Richard LeBaron, a former Deputy Chief of Mission at the U.S. Embassy in Israel, underscores that the West Bank could become another front in this war, given the scale of the attacks. It is vital to remember that the United States has long sought to normalize Israeli relations with Islamic countries without securing a resolution or guarantee for Palestinian rights. LeBaron asserts that the planning for Hamas’s Sunday attack likely predates the upswing in Israeli-Saudi talks. Nonetheless, the attack serves as a message to Riyadh: the Palestinian issue cannot be relegated to secondary status in normalization discussions. For Hamas, Palestine remains the central concern. Beyond normalization, the attack’s principal motive, according to LeBaron, is to underscore that the Israeli-Palestinian conflict remains unresolved. Hamas may have perceived the situation as deteriorating under Israel’s right-wing government, and if there are any signs to read, the first is that Hamas has significantly embarrassed Israeli leadership, its military, and its intelligence apparatus. For Hamas, this might suffice.
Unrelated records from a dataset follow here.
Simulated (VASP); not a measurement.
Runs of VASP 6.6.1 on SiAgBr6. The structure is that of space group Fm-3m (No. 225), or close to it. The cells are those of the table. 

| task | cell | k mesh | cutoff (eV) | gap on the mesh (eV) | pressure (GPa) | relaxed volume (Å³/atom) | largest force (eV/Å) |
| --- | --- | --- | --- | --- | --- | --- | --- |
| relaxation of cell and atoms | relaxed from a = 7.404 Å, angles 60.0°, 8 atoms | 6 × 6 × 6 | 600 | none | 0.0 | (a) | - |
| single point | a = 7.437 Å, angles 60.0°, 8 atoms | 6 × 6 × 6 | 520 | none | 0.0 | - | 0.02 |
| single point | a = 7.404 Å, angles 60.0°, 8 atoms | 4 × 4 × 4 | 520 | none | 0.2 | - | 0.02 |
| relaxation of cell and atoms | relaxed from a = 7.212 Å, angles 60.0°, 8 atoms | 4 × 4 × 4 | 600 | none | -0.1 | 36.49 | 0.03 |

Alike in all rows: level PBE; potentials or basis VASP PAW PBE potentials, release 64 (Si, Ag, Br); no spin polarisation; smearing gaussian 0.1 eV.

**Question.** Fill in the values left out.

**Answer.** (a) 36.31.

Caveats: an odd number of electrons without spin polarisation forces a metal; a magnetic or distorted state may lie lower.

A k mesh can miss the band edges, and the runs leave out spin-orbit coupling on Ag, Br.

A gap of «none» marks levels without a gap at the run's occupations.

The looming conflict will likely cast a shadow over ongoing negotiations between Israel, Saudi Arabia, and the United States regarding their normalization agreement. Kirsten Fontenrose, a nonresident senior fellow in the Scowcroft Middle East Security Initiative and former Senior Director for the Gulf on the U.S. National Security Council, suggests that if Hamas, backed by Iran, seeks to derail these negotiations, Israel might impose an unprecedented presence and suffocating restrictions on Gaza. This would set a new baseline, requiring Riyadh to navigate a path forward for the Palestinians. To preserve the fragile negotiations, Fontenrose advises Israel to exercise restraint in responding to Saturday’s attacks, as any misstep could jeopardize the outcome of its agreement with Hamas and Iran, along with innocent Palestinian lives. Saudi Arabia cannot deviate from these actions if it hopes to reach an agreement with Israel.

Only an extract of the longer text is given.